And it reminds some of us of links between San Antonio and the death of one of the major reforms generated by Archibald Cox’s firing.

Now many Democratic members of Congress and a few Republicans are calling for a special prosecutor to investigate possible collusion between members of the Trump campaign and documented efforts by Russian agents to help tarnish the campaign of his opponent, Hillary Clinton.

But even if a special prosecutor is appointed, his or her independence will be questionable. The appointment would be made by Deputy Attorney General Rod Rosenstein. He is the man who produced the memo used by Trump to justify Comey’s firing.

What’s more, Rosenstein would decide how much manpower and funding the special prosecutor would receive. And both Rosenstein and the special prosecutor would, like Comey, serve at the pleasure of the president.

The Watergate reform that cured these problems was a procedure that empowered a three-judge panel to appoint a truly independent prosecutor. The most famous was Ken Starr, who grew up on San Antonio’s South East Side, attending Sam Houston High School.

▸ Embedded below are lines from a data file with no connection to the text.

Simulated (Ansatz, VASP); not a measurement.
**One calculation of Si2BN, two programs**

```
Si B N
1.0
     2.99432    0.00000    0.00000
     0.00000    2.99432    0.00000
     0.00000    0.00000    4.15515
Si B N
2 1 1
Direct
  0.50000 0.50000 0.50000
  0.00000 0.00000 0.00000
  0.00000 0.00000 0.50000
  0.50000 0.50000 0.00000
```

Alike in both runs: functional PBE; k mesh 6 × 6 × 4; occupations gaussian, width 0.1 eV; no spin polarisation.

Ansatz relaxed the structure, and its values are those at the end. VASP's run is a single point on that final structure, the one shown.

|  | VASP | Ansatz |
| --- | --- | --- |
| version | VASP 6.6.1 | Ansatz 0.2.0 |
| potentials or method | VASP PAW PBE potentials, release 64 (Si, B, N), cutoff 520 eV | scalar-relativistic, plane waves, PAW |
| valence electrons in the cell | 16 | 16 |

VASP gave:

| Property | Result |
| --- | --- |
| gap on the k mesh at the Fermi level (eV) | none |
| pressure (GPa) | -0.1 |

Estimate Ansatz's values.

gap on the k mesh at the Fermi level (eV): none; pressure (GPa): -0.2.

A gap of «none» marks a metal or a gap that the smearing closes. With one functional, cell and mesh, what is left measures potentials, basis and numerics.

Starr was appointed to investigate the Clintons’ involvement in a corrupt Arkansas land development called Whitewater, but he expanded the investigation to include controversies such as the suicide of White House Deputy Counsel Vince Foster and an alleged scandal in the White House travel office.

But his 7-year, $70-million-dollar investigation would wind up only with the finding that Clinton had lied in a deposition about illicit sex. Clinton would be impeached for it, but the Senate declined to convict.

But at least as outrageous as Starr’s investigation was the probe of former San Antonio Mayor and Housing and Urban Development Secretary Henry Cisneros. Independent prosecutor David Barrett would pursue the Cisneros case for more than a decade, setting a record for independent prosecutors, and spend $22 million.

For that effort he won Cisneros’s plea to a misdemeanor charge of lying to the FBI about how much he had payed his former mistress, Linda Jones Medlar, to keep her quiet. Ironically, Attorney General Janet Reno had disclosed this much before Barrett’s appointment.

But even worse than the time and resources was Barrett’s outrageous abuse of power. In order to squeeze Medlar to get her cooperation, he went after her sister and brother-in-law in Lubbock. In an act of kindness, they helped Medlar get a house for herself and her teenaged daughter. Her relatives had signed mortgage papers saying they were buying a house for themselves when in fact Medlar was buying it with down payment money secretly provided by Cisneros.

Lying on mortgage loans is illegal, but it is almost never prosecuted when the lender suffers no loss, as was the case with this house. It was sold and the mortgage paid off when Cisneros had stopped sending money to Medlar.

But Barrett not only indicted Medlar’s relatives, he trumped up conspiracy charges to add to their potential prison time. Then he stretched money laundering laws to cover rent they received from buyers of the house before the sale went through — in order to scare them with sentencing guidelines designed for drug kingpins. It worked. Fearing prison, they pleaded guilty to a felony count of conspiracy and agreed to cooperate.

Barrett kept them on the hook even after Cisneros’ plea deal, but finally agreed to vacate their guilty plea and drop charges after the federal judge in the case indicated he was going to rule that way anyway.

Between Starr and Barrett, Congress had enough with independent prosecutors. In 1999, they let the law lapse. The taint of abuse remains so strong that, unlike Watergate, even the Russian scandal and Trump’s reaction to it have not led to calls to reinstate independent prosecutors.